# Expected ATM level from Option Prices

Option prices provide many clues about future expectations of volatility but what about future expectation of prices ? Can option prices give us hints of the expected terminal distribution for each expiration date ?

In principle they can, however remember that options are priced based on a risk neutral world. What this means is that option dealers don’t care about the absolute price of the underlying security but instead they assume that price will drift at the rate of the cost of carry (interest and dividends). The reason that option dealers can do this is because they can hedge away the real price moves of underlying so the only thing that remains after that hedging is the cost of carry drift.

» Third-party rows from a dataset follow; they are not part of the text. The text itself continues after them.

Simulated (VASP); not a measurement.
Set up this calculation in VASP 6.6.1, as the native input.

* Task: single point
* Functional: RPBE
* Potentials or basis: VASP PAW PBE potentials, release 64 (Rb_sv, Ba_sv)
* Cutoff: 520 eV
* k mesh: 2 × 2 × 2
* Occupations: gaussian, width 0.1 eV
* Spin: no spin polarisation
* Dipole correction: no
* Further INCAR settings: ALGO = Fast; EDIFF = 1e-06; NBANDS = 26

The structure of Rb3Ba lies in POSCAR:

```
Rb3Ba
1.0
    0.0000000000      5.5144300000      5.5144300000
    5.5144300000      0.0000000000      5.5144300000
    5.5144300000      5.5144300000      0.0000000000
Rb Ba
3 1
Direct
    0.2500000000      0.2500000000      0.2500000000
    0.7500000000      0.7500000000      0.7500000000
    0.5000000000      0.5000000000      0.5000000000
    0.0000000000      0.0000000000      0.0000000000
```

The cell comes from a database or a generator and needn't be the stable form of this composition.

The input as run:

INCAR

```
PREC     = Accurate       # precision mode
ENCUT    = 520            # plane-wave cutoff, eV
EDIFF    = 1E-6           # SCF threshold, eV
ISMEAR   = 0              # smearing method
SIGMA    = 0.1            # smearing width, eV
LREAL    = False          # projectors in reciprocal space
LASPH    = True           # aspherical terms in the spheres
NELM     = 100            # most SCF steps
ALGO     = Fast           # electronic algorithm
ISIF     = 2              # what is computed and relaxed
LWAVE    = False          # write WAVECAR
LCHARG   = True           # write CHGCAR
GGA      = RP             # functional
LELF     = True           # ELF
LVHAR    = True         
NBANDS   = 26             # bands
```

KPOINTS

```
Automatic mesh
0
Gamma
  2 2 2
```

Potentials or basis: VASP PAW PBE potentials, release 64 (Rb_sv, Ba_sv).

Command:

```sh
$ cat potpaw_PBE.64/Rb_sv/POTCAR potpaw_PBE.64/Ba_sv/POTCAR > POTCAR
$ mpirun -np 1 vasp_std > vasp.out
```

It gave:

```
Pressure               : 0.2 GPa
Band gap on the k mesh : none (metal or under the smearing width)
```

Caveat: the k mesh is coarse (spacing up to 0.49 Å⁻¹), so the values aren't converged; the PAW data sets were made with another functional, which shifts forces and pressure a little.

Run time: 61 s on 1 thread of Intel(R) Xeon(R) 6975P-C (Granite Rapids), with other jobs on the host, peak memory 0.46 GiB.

This presents a problem because if we use option prices to derive a terminal distribution we’ll end up with the expected neutral risk distribution which of course never maps into the real world distribution. The easiest way to visualize the disconnect is by assuming risk free rate =0, dividends =0 in this idealized world (not that far from our current regime), the total drift of the underlying is 0, so option dealers assume that the the underlying will most likely end where it is right now and the distribution will only reflect the expected variance around that level. This is very unrealistic because in the market there are always trends going on, in other words some underlyings trend strongly upwards or downwards, however because dealers can hedge away the trend they don’t care so they assume that price will remain constant.

In the other hand we care a lot about those trends because as retail traders we don’t have the resources to continuously hedge the natural drift away and also because precisely we want to be completely exposed to that directional risk (as a source of profit for our positions).

The good news is that even though options are priced in a risk neutral world, they “leak” information about the expected real terminal distribution because we can construct binary options out of them. Remember that a binary option is a pure bet on the odds that price will be above certain level (for binary calls) or below certain level (for binary puts). So if we know the prices of binary options for all strikes we can know completely the expected terminal distribution of the underlying.

All this lengthy introduction is just to present a new chart which I call the ATM drift in SPX from option prices. The chart basically shows you the ATM level expected at different expirations from binary option prices. This is done by finding the strike of a binary SPX call with price of 0.5 (exactly 50% odds of ending ITM) because that is the definition of the final ATM level. As you can see from the chart option dealers are smarter that they look and they are in fact pricing a strong trend up in SPX right now. You can see that they expect SPX to have a natural drift towards 2540 by Dic 31 for instance. You can also see that the drift rate seems to be higher until the beginning of Nov and then it slows down a bit for that last two months.

The chart is also helpful when designing neutral trades because you can pick the natural drift level expected for the duration of the trade, so instead of using the current ATM level we use the expected ATM level at the future as our neutral reference. Finally by comparing the slope of the blue line (just a linear fit) at different dates we can see how the expectations of drift rate are changing over time, if we see the slope coming down then it means option dealers are expecting less upside.